The Nation's Capital has always been Chocolate City - but will it continue to be? Home of the largest slave trading city in the 19th century to the center of Black culture as the first majority Black city in the 20th century, Washington, DC is rooted in Black power. It’s the 21st century, however, and Chocolate City is at stake. 2019 showed Washington, DC held the highest gentrification rate across its neighborhoods than any other U.S. city. Today, the Black population has fallen to less than 45% from its peak over sixty years ago. The erasure of Chocolate City is more than changing demographics: it is systematic and structural racism at play in the heart of this country. This identity and narrative of Washington, DC must continue to be spoken, heard, and seen. Recent movements such as Black Lives Matter and DC statehood can contribute to preserving Chocolate City, but it will take much more action and change to revive Black Washington.

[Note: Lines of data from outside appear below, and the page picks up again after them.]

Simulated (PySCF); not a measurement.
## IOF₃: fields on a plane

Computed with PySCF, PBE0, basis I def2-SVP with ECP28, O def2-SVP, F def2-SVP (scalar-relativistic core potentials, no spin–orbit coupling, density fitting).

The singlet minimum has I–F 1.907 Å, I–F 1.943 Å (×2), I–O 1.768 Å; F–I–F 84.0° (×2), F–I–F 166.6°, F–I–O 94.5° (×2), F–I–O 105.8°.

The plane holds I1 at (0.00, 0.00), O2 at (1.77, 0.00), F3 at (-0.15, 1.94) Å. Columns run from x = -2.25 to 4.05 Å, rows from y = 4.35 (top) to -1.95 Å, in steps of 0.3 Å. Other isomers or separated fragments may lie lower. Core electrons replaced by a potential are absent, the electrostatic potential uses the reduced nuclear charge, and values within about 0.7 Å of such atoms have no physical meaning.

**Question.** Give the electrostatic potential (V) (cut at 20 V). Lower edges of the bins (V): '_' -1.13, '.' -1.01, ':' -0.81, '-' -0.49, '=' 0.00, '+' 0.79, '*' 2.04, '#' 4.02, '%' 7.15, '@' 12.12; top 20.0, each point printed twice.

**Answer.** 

The audience will hear from a distinguished panel including Jamal Holtz, Project Manager and Assistant to the President, LINK Strategic Partners who will serve as moderator for the discussion, Mignotae Kebede, Director, What Happened 2 Chocolate City, Willow Lung-Amam, Ph.D., Associate Professor, Urban Studies and Planning; Director, Community Development, National Center for Smart Growth Research and Education, University of Maryland, Andre Perry, Ph.D., Senior Fellow, Metropolitan Policy Program, Brookings; Scholar-in-residence, American University; Columnist, Hechinger Report, and Sabiyha Prince, Ph.D., Urban Anthropologist; Artist.
The audience will also have the opportunity to view a screening of Director Mignotae Kebede's documentary, What Happened 2 Chocolate City, as part of this two-day program on, "The Future of Chocolate City" one week later on Tuesday, March 30.